Chapter 1 Introduction
1.1 Syllabus and Background
1.1.1 Basics
Review the course syllabus. Fill out info sheets:
- name
- field
- statistics background
- computing background
1.1.2 Homework
Some problems will cover ideas not covered in class.
Working together is OK.
Try to work on your own.
Your write-up must be your own.
Do not use solutions from previous years.
1.1.3 Project
Find a topic you are interested in.
Written report plus possibly some form of presentation.
1.1.4 Ask Questions
Ask questions if you are confused or think a point needs more discussion.
Questions can lead to interesting discussions.
1.2 Computational Tools
1.2.1 Computers and Operating Systems
We will use software available on the Linux workstations in the Mathematical Sciences labs (Schaeffer 346 in particular).
Most things we will do can be done remotely by using ssh
to log into one of the machines in Schaeffer 346 using ssh
. These machines are
l-lnx2<xy>.stat.uiowa.edu
with <xy>
= 00, 01, 02, …, 19.
You can also access the CLAS Linux systems using a browser at
This connects you to one of several servers.
- It is OK to run small jobs on these servers.
- For larger jobs you should log into one of the lab machines.
Most of the software we will use is available free for installing on any Linux, Mac OS X, or Windows computer.
You are free to use any computer you like, but I will be more likely to be able to help you resolve problems you run into if you are using the lab computers.
1.2.2 Git and GitLab
Git is a version control system that is very useful for keeping track of revision history and for collaboration.
We will be using the University’s GitLab server. Today you should log into the page http://research-git.uiowa.edu with your HawkID.
I will then create a repository for you to use within the class group.
A brief introduction to Git is available.
1.2.3 What You Will Need
You will need to know how to
- run R
- Compile and run C programs
Other Tools you may need:
- text editor
- command shell
make
,grep
, etc.
Many people like to use RStudio for working with R as well as C.
1.2.4 Class Web Pages
The class web page contains some pointers to available tools and documentation. It will be updated throughout the semester.
Reading assignments and homework will be posted on the class web pages.
1.2.5 Computing Account Setup: Do This Today!
Make sure you are able to log into the CLAS Linux systems with your HawkID and password.
The resources page provides some pointers on how to do this. If you cannot, please let me know immediately.
If you have not done so already, log into the page http://research-git.uiowa.edu with your HawkID to activate your GitLab account.

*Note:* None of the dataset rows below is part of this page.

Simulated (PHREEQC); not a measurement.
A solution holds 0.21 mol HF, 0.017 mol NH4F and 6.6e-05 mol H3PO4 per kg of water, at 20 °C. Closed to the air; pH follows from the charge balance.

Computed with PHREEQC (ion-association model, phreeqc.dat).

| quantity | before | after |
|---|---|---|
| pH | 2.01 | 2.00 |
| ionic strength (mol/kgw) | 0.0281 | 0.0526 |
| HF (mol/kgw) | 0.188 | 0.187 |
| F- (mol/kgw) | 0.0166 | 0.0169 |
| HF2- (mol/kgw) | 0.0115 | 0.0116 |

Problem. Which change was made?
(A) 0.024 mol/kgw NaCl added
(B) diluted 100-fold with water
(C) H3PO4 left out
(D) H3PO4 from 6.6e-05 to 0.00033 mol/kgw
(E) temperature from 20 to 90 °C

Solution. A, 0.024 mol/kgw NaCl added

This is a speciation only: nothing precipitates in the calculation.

1.3 Computational Statistics, Statistical Computing, and Data Science
Computational Statistics: Statistical procedures that depend heavily on computation.
- Statistical graphics
- Bootstrap
- MCMC
- Smoothing
- Machine lerning
- …
Statistical Computing: Computational tools for data analysis.
- Numerical analysis
- Optimization
- Design of statistical languages
- Graphical tools and methods
- …
Data Science: A more recent term, covering areas like
- Accessing and cleaning data
- Working with big data
- Working with complex and non-standard data
- Machine learning methods
- Graphics and visualization
- …
Overlap: The division is not sharp; some consider the these terms to be equivalent.
1.4 Course Topics
The course will cover, in varying levels of detail, a selection from these topics in Computational Statistics, Statistical Computing, and Data Science:
- basics of computer organization
- data technologies
- graphical methods and visualization
- random variate generation
- design and analysis of simulation experiments
- bootstrap
- Markov chain Monte Carlo
- basics of computer arithmetic
- numerical linear algebra
- optimization algorithms for model fitting
- smoothing
- machine learning and data mining
- parallel computing in statistics
- symbolic computation
- use and design of high level languages
Some topics will be explored in class, some in homework assignments.
Many could fill an entire course; we will only scratch the surface.
Your project is an opportunity to go into more depth on one or more of these areas.
The course will interleave statistical computing with computational statistics and data science; progression through the topics covered will not be linear.
Working computer assignments and working on the project are the most important part.
Class discussions of issues that arise in working problems can be very valuable, so raise issues for discussion.
Class objectives:
- Become familiar with some ideas from computational statistics, statistical computing, and data science.
- Develop skills and experience in using the computer as a research tool.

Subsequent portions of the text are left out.